Hon Hai, known also as Foxconn, is the American giant's most important manufacturing partner. It will fully support Apple if it needs to adjust its production as the U.S.-Chinese trade spat gets grimmer and more unpredictable, board nominee and semiconductor division chief Young Liu told an investor briefing in Taipei on Tuesday. "Twenty-five percent of our production capacity is outside of China and we can help Apple respond to its needs in the U.S. market," said Liu, adding that investments are now being made in India for Apple. "We have enough capacity to meet Apple's demand."

US manufacturing would add $10 to iPhone

By drnb • Score: 4, Informative • Thread

Furthermore it would be excessively more expensive (for and buying from) if Apple did not source from other countries (not necessarily China). There would have to be a heck of a pay decrease for Americans building the products for Apple to have any chance of keeping their profit margin, and hilariously, if Apple does do that the shareholders would dump Apple faster than Enron.

Actually economics professors at USC have researched the cost increase and it would add about $10 to the price of an iPhone. Labor costs are a relatively small part of the overall cost.

Re:US

By drnb • Score: 4, Informative • Thread

Old US Electronics was big. You can take apart an old TV, Radio, or even computer, replace a broken part and get it running again. Because all the major components, were large enough for anyone to fix it.

The same was true for comparable foreign electronics. It was an artifact of the technology. ICs changed everything, both US and abroad.

The magic of currency manipulation

By drnb • Score: 4, Insightful • Thread

Pretty much, if I wanted something done cheaply, China beat everyone out, even factoring shipping.

The magic of currency manipulation, by devaluing your currency everything is on sale, its not just labor costs. Plants, equipment, materials, shipping, etc ... everything.

Re:US

By TigerPlish • Score: 5, Informative • Thread

When did the USA make most of the World's consumer electronics? Not in my lifetime and that is getting pretty long.

The boom times for this was late 40's to late 60's. By late 70's the market had shifted to Japan. Then late 80's - 90s to China. And in that timeframe the Koreans made their first inroads. I had a goldstar microwave - today you know it as LG.

Some American names that I remember seeing often in Venezuela, where I lived at mid-70s and Puerto Rico 70's - 89:

Fisher - stereos (basically gone by mid 70's, turned into lo-cost shit)

Zenith - Everything from TV to record players / low-end hi-fi.

RCA - Radio, TVs.

Philco - Radio, TV.

Whirpool / Amana / Westinghouse - Appliances of all sorts

Regency - early Transistor radios.

Juliette - Small appliances, fans, etc

By the mid to late 70s this was all gone. some were sold to the Japanese, some to the French who then had it all made in China, and by the 80's you got a Technics, not a Fisher, you got a Trinitron, not an RCA, and now you get an LG instead of a Frigidaire.

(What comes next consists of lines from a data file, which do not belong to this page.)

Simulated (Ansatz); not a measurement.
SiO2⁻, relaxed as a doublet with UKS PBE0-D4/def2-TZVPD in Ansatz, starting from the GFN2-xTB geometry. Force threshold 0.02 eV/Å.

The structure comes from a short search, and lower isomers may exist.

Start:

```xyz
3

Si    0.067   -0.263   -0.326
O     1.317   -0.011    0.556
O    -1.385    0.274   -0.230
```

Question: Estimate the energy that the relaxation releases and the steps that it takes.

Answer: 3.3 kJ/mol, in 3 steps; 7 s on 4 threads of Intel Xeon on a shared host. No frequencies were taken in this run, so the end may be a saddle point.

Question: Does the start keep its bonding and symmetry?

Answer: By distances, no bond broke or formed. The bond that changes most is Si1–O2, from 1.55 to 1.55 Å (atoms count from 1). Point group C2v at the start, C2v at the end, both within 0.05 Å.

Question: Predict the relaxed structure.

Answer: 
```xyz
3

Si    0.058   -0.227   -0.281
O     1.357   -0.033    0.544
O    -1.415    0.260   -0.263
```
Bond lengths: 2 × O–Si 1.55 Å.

I still have USA-made major appliances. I refuse to buy Chinese or Korean or Mexican. I'd rather fix the old and make them useful again than to give some other country my money.

Lunacy

By nehumanuscrede • Score: 4, Insightful • Thread

It's absolute lunacy to put yourself into a position where a potential adversary controls the vast majority of the manufacturing process you rely upon for goods you sell. Even more so to rely on a SOLE manufacturer who has more control over your product than you do. ( Up until recently, relying on Russian rockets to get into space qualified for this topic. )

Everyone KNOWS this, but Big Business LOVES cheap labor. Thus, have they whispered into the ears of Politicians for decades which has resulted in the US playing nice with China ( even when we shouldn't have ). Now, they're all pitching a fit because their nice and easy source of cheap labor is being threatened. I suppose the question they have to ask themselves is this:

Would I rather sell a slightly more expensive product by moving manufacturing home, or not have a product to sell at all when China turns off the cheap labor spigot ?

Folks, a conflict with China is inevitable. The South China Sea is likely where it's going to start and, depending on the severity of the incident that starts it, things will get ugly very quickly.

I'll make a prediction right now: IF one of those man-made islands that China swore they would never militarize is the source for any attack on a US vessel, every one of those islands will become priority targets soon after. The US will bomb those islands back into the Stone Age by any and all means necessary.

It would be advisable for US companies to start shifting manufacturing to someone who isn't going to weaponize it ( and likely just turn it off ) when the US ceases playing the game by Chinese rules.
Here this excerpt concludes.